The Balance

There is always a lot of comment on sensor size and format opinions.

Falling short technically is always on the mind of a photographer or videographer. Photography has always been an art form based on mitigating technical limits. Excessive noise, poor AF, poor stabilising, bad colour all threaten us, some sensors theoretically more than others, but there are so many other factors to consider.

This reality tends to form expectation habits of bigger = more = better. Gains made one way are often compromised in other ways.

First up, some clarification. A smaller sensor is a smaller complete sensor, not a “crop” of a bigger one. It is not a slice of cake, but a whole cake made to its own recipe.

I suppose the format of a camera is easily definable and logical to use as a measure, like the cylinders of a car engine, but just as misleading without context. Would you buy a truck to race a motorbike or expect that bike to pull a trailer?

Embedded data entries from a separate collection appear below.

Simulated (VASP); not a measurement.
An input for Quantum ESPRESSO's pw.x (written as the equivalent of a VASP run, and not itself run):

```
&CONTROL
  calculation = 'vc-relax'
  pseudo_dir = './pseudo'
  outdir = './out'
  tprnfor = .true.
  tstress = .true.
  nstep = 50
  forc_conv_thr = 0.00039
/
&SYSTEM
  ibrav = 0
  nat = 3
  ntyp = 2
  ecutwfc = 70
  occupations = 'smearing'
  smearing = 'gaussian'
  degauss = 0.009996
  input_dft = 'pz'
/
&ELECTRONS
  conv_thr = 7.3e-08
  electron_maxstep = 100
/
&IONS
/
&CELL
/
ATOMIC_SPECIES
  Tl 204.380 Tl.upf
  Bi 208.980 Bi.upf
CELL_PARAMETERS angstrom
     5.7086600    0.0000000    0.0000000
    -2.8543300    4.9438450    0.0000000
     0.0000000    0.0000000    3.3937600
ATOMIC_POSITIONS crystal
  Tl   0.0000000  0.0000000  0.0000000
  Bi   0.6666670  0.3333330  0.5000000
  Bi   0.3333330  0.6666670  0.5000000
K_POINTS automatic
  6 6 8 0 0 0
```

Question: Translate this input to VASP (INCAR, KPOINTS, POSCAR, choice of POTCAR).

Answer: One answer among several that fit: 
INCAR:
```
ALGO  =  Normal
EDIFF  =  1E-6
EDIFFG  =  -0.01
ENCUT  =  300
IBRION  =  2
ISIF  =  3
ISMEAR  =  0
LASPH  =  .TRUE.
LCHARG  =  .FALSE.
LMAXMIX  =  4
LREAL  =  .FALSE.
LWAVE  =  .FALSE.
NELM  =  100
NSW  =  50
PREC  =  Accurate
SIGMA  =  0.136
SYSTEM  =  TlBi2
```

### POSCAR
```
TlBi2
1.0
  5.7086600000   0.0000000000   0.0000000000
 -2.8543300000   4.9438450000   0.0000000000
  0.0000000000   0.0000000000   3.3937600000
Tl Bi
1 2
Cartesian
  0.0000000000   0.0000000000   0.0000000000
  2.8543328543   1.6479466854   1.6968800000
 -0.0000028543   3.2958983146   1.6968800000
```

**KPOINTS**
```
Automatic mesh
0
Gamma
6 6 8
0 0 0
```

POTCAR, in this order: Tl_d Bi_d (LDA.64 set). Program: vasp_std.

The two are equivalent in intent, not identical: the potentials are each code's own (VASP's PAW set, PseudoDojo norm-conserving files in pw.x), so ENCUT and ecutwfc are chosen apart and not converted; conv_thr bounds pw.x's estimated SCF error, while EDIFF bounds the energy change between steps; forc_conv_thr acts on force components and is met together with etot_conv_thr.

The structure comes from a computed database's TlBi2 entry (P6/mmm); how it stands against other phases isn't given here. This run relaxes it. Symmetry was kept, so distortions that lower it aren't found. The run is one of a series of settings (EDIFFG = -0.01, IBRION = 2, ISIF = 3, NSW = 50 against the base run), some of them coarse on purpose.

The perspective that is rarely touched on though is balance of the overall offer. What does a system as a whole offer to counter any perceived short comings from its sensor base.

Like all things in life, it not a single element that determines the efficacy of a process, but the balance of all the relevant elements. Nothing works without balance.

A snap taken with a 150mm f1.8 equivalent. Not a lens to be carried lightly nor discreetly, but in m43 it is a relatively compact 75mm f1.8.

So, you have a smaller sensor than the “norm”. What is the flip side of that equation?

How do you achieve balance?

In M43 format the trick is in the lenses, which benefit most from the sensor size. Lenses in M43 are on the whole far cheaper and more easily designed and manufactured than their full frame brethren. A full frame 600 f4 is out of the reach of most of us, the province of professionals, people able to draw from a gear pool or specialists in a field and not a lens to be packed “just in case”.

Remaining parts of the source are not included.